The experimental investigations were divided into three major parts, including:
1. Individual wire fatigue tests in tension-tension mode and in load control applying a
constant amplitude with a stress ratio R = 0.1. The loading was sinusoidal with load
frequency f = 2 Hz. The tests were performed for wires taken from centre, inner and
outermost layer of the 95 mm2 cross-section. A similar procedure was employed for
testing of the outermost layer of the 300 mm2 conductor.
2. Full cross-section fatigue tests in tension-tension mode were performed for the 95mm2
copper conductor under constant amplitude loading with a stress ratio R = 0.1, in load
control, and at load frequency 2 Hz.
3. Displacement controlled bending fatigue tests of 95 and 300 mm2 full cross-section
conductors were carried out. The specimens were prestressed to 100 MPa mean stress
and exposed to reversed bending motion with a constant curvature. The loading was
sinusoidal with load frequency f = 0.4 Hz. The intention of the test was to simulate the
loading of a conductor hanging from a floater through a bellmouth (bending stiffener)
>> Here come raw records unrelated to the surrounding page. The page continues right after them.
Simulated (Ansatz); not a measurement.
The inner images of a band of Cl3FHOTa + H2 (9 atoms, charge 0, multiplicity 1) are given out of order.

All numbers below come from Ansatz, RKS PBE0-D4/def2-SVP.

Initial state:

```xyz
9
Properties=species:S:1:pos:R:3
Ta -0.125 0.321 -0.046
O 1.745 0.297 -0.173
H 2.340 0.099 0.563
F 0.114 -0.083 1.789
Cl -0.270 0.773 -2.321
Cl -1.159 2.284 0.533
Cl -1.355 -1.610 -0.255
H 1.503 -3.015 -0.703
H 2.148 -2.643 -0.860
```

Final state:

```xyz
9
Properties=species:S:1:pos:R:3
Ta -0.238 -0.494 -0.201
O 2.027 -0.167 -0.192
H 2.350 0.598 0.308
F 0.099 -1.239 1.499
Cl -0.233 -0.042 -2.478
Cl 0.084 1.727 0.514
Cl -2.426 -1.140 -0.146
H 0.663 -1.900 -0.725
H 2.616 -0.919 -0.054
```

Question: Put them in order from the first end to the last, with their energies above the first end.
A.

and subjected to the motions of a floating structure. In this test, all motions were
applied in one plane.
Moreover, in order to assess the initiation and growth mechanism of fatigue cracks (fatigue
failures due to tension-tension and tension-bending loads) fractography was investigated using
SEM (Scanning Electron Microscopy) for both 95 mm2 and 300 mm2 conductors.
Finite element (FE) analysis of individual wires was carried out to investigate the combined
effects of surface irregularities resulting from the manufacturing processes and material plasticity
on the fatigue performance. The obtained results from FE analysis were used to transform
S-N fatigue data based on the nominal stress range to S-N fatigue data based on the
actual stress ranges.
A series of friction tests of copper wire against copper wire was conducted. The purpose
of these tests was to investigate the coefficient of friction. Several constant normal force conditions
were applied in the tests. The tangential and normal loads were monitored throughout
the tests and the associated coefficient of friction was calculated.
A calibration test was used to tune the FE model of the 95 mm2 and 300 mm2 copper power
conductors. This was performed by investigating the measured axial stiffness vs. FE and
analytical results. A copper power conductor with free span length 1000 mm was mounted
in a servo-hydraulic test machine. On each individual wire of the outer layer, strain gages
were attached for measuring the axial strain. In addition, the specimen was equipped with an
extensometer for monitoring the average axial strain of the conductor.
FE analysis of both cross-sections was carried out applying the measured coefficient of friction.
A simplified description of the contact behaviour was adopted, considering the large
contact area resulting from plastic deformations of the wires during manufacturing, and calibrated
by the axial tension testing. Numerical simulations and analytical calculations were
performed in order to bridge the gap between the S-N data obtained from full cross-section
fatigue tests and S-N data obtained from individual wires fatigue tests.